Search code examples
bashtreefindcopyrsync

How to bash copy all files in directory/sub-directories excluding those contained in a list while flattening the tree structure?


I have a directory (called 'source') that contains sub-directories and files. Using bash I need to copy all files (and only files, not directories) found in this directory and each of its sub-directories to a different directory (called 'destination'). The directory tree must not be maintained/must be flattened. Only files that are not included in a text file (called 'excluded.txt') must be copied.

Source input examples:

/home/source/AAA/file1.xyz 
/home/source/AAA/GGG/file2.xyz
/home/source/BBB/file3.tuv
/home/source/BBB/HHH/file4.tuv

Destination output examples:

/home/destination/file1.xyz
/home/destination/file2.xyz
/home/destination/file3.tuv
/home/destination/file4.tuv

Once the files have been copied, the four+ filenames (file1.xyz, etc,) are added to excluded.txt (with each filename on a new line). The files will then be removed from destination directory periodically.

If the bash script is executed again, and source files are present, they should not be copied to destination if their filenames appear in the excluded.txt file.

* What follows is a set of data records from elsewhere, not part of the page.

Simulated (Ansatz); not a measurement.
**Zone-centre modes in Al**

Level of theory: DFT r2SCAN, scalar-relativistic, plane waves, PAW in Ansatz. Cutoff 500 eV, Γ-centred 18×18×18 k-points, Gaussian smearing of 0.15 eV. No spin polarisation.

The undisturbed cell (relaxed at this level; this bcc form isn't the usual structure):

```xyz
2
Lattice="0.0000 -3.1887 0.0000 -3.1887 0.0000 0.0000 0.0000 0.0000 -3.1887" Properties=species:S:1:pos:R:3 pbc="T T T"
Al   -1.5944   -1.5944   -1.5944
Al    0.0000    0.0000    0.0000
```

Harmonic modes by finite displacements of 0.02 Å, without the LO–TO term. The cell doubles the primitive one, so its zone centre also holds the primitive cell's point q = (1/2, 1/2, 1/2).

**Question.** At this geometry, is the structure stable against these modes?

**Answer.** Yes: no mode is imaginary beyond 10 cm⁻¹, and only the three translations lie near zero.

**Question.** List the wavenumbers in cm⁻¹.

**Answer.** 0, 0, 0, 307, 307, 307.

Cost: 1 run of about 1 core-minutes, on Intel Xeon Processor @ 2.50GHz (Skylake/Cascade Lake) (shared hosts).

I have failed by attempting to us "cp" and "rsync", as the directory tree structure was maintained. I have also failed using "find", as I haven't been able to check the results against the "excluded.txt" list before taking the copy action.


Solution

  • The answer provided by @Aserre was instrumental in finding this solution. His solution will work for all files that do not contain spaces. After reading about eval (evaluating/executing strings), string concatenation, and how to read entire lines into variables, I was able to write and execute the following code successfully.

    while read -r line
    do
        name="$line"
        exclude="$exclude ! -name \"$name\""
    done < "/mnt/destination/exclude.txt"
    cmd1="find \"/home/source\" -type f "
    cmd2=" -exec cp -n {} \"/home/destination\" \;"
    result=$cmd1$exclude$cmd2
    eval $result
    

    Explanation (credit to @Aserre):

    • while read -r line : go through every line in exclude.txt. "-r" flag causes the backslash to be considered to be part of the line.
    • name="$line" : the entire line in excluded.txt is stored in a new string called "name".
    • exclude="$exclude ! -name \"$name\"" : will store ! -name "file1" ! -name "file2" ! -name... in a new string called "exclude". This string is a list of all the files to exclude, each preceded by ! -name. The backslash is necessary before each of those quotation marks.
    • cmd1= : store the following 2 commands into a string called "cmd1".
    • find /home/source : the path of the root directory to search. Search is recursive.
    • -type f : retrieve files only.
    • -exec cp -n {} /home/destination : action executed for each found item. {} represents the item that was found.
    • cmd2= : stores the previous command into a string called "cmd2".
    • result=$cmd1$exclude$cmd2 : concatenates all 3 strings.
    • eval $result : take the string named "result" and run it as a command.